Let $D = \{u \in \mathbb{R}^n | \|u\|=1\}$ denote the unit sphere.
Let $A \in \mathbb{R}^{n \times n}$ be a symmetric matrix, and denote its smallest eigenvalue by $\lambda_\min$. Why do we have
$$\lambda_\min =\min_{u \in D} u^TAu?$$
I don't quite get what the minimum imply in this statement, does it mean that the smallest unit vector $u$ or smallest value of $u^TAu$ given $u$ is a unit vector?
Best Answer
Let $\;\lambda_1\le\ldots\le\lambda_n\;$ be the eigenvalues of $\;A\;$ , and let $\;\{v_1,...,v_n\}\;$ be an orthonormal basis of corresponding eigenvectors of $\;A\;$. Let us denote by $\;(,)\;$ the usual inner product in $\;\Bbb R^n\;$ .
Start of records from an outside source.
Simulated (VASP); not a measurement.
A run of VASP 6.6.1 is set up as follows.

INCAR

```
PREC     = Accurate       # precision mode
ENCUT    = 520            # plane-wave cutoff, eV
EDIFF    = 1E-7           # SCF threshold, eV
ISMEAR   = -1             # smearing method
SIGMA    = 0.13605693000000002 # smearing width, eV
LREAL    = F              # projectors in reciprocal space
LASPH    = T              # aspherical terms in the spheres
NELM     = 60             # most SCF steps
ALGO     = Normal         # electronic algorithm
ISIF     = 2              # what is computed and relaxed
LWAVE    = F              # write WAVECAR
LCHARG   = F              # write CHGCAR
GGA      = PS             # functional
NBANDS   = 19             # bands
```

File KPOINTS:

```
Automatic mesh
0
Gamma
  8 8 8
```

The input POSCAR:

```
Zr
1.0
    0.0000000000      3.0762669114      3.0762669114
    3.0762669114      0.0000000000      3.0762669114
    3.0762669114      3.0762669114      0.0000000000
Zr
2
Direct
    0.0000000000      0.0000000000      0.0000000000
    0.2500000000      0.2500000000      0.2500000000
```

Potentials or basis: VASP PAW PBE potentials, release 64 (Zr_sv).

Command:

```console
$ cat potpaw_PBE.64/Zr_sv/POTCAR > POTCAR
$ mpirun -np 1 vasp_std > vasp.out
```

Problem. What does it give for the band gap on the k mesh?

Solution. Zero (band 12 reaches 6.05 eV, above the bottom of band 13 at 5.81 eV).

Thus, if we take $\;x=\sum\limits_{k=1}^na_kv_k\in\Bbb R^n\;$ , then we get (all this stuff is around the spectral theorem. Check this important theorem) for the quadratic form $\;q(x):=x^tAx\;$ the following:
$$q(x)=x^tAx=(Ax,x)=\sum_{k=1}^n\lambda_ka_k^2\ge\lambda_1\sum_{k=1}^na_k^2=\lambda_1\left\|x\right\|^2$$
The above is true for any $\;x\in\Bbb R^n\;$ and then also for any unit vector there. Finally, observe that
$$\lambda_1=\lambda_1\left\|v_1\right\|=\lambda_1(v_1,v_1)=v_1^tAv_1$$
...and of course $\;v_1\;$ is a unit vector. Now fill up details and finish the argument (there's hardly anything left)